Saks Global is entering 2026 with a major leadership shakeup, as Executive Chairman Richard Baker steps in as Chief Executive Officer and long-time leader Marc Metrick exits amid mounting financial pressure and bankruptcy speculation. The move comes just days after reports that Saks Global missed an interest payment of more than $100 million tied to debt from its 2024 Neiman Marcus acquisition and is preparing a potential Chapter 11 filing.
Richard Baker takes the helm
In its January 2, 2026 announcement from New York, Saks Global confirmed that “Across Saks Global, with our deep industry expertise, well-established relationships within the luxury sector, and talented employees, we will strengthen our position so that we can capitalize on the many opportunities we see for our company in the luxury market” while continuing as Executive Chairman.
The company describes Saks Global as “the largest multi-brand luxury retailer in the world,” with a portfolio that includes Saks Fifth Avenue, Neiman Marcus, Bergdorf Goodman, Saks OFF 5TH, Last Call, and Horchow, spanning 70 full-line luxury locations, additional off-price stores, and five distinct e-commerce experiences. Richard Baker said, “I look forward to continuing to work with our highly experienced management team, valued partners, and other stakeholders to secure a strong and stable future for our company. Across Saks Global, with our deep industry expertise, well-established relationships within the luxury sector, and talented employees, we will strengthen our position so that we can capitalize on the many opportunities we see for our company in the luxury market.”
Marc Metrick exits after nearly three decades
“After nearly three decades with Saks, I will be stepping down as Chief Executive Officer,” said Marc Metrick, framing the move as reflecting his desire to pursue new opportunities. Marc said he began his career at Saks in 1995, served in many roles across merchandising, marketing, and strategy, and, from 2015, led Saks Fifth Avenue, including through the creation of Saks.com as a leading luxury e-commerce platform.
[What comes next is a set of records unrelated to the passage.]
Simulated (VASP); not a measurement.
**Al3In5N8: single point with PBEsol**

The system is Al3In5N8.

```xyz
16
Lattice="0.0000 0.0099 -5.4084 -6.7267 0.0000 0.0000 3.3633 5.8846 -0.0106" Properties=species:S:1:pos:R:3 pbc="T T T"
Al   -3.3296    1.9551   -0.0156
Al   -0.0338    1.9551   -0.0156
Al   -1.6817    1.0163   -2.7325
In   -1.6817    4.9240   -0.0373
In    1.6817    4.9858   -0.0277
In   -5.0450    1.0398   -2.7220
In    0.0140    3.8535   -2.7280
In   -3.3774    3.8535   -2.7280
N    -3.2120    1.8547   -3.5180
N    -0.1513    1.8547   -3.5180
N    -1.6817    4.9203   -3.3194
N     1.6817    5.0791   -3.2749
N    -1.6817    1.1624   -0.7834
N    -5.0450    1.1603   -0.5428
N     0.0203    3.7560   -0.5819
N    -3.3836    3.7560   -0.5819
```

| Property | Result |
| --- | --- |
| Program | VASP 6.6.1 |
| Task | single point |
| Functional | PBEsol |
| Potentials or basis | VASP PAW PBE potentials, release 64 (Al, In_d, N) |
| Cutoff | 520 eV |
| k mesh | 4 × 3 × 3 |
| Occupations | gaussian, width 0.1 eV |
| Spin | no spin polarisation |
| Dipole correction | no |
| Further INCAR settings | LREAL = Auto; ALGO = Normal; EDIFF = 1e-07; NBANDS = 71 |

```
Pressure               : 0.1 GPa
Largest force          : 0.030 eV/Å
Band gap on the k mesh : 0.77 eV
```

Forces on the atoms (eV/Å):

External reporting notes that he became CEO of Saks Fifth Avenue in 2021, then CEO of Saks Global in 2024, guiding the integration of Saks Fifth Avenue, Neiman Marcus, and Bergdorf Goodman into a single holding company. In the transition announcement, Richard Baker said, “Marc has been a valued leader at Saks for many years, helping to drive significant transformation and growth while solidifying the company’s enduring position in luxury. We thank Marc for his leadership and dedication and wish him continued success in his next chapter”.
Leadership change amid bankruptcy concerns
The timing of the CEO handover is drawing intense scrutiny because it coincides with escalating reports that Saks Global is on the brink of seeking bankruptcy protection after missing an interest payment of more than $100 million on debt tied to the Neiman Marcus merger.
Media outlets, including The Wall Street Journal, CNBC, and Reuters, have reported that the missed payment pushed Saks Global into a grace period and that the company is preparing a potential Chapter 11 filing to restructure its debt load.
What this means for luxury retail
For luxury brands and landlords, the CEO transition underscores how much is at stake in Saks Global’s restructuring. The group controls marquee names like Saks Fifth Avenue, Neiman Marcus, and Bergdorf Goodman, as well as nearly 13 million square feet of prime U.S. retail real estate under Saks Global Properties & Investments.
Any court-supervised process led by Richard Baker could involve renegotiating leases, selling stakes in flagship buildings, or reshaping how these heritage banners operate both offline and online.
For now, Saks Global is emphasizing continuity—pointing to its Art of You strategy, its five e-commerce platforms, and its ability to personalize luxury shopping through what it describes as the most comprehensive luxury customer data platform in North America. But with Marc Metrick stepping away after almost three decades and the company openly under financial strain, the choice to consolidate power in Richard Baker’s hands signals that the next moves—whether bankruptcy, refinancing, asset sales, or store optimization—will be driven directly from the top of the ownership structure rather than through a standalone operating CEO.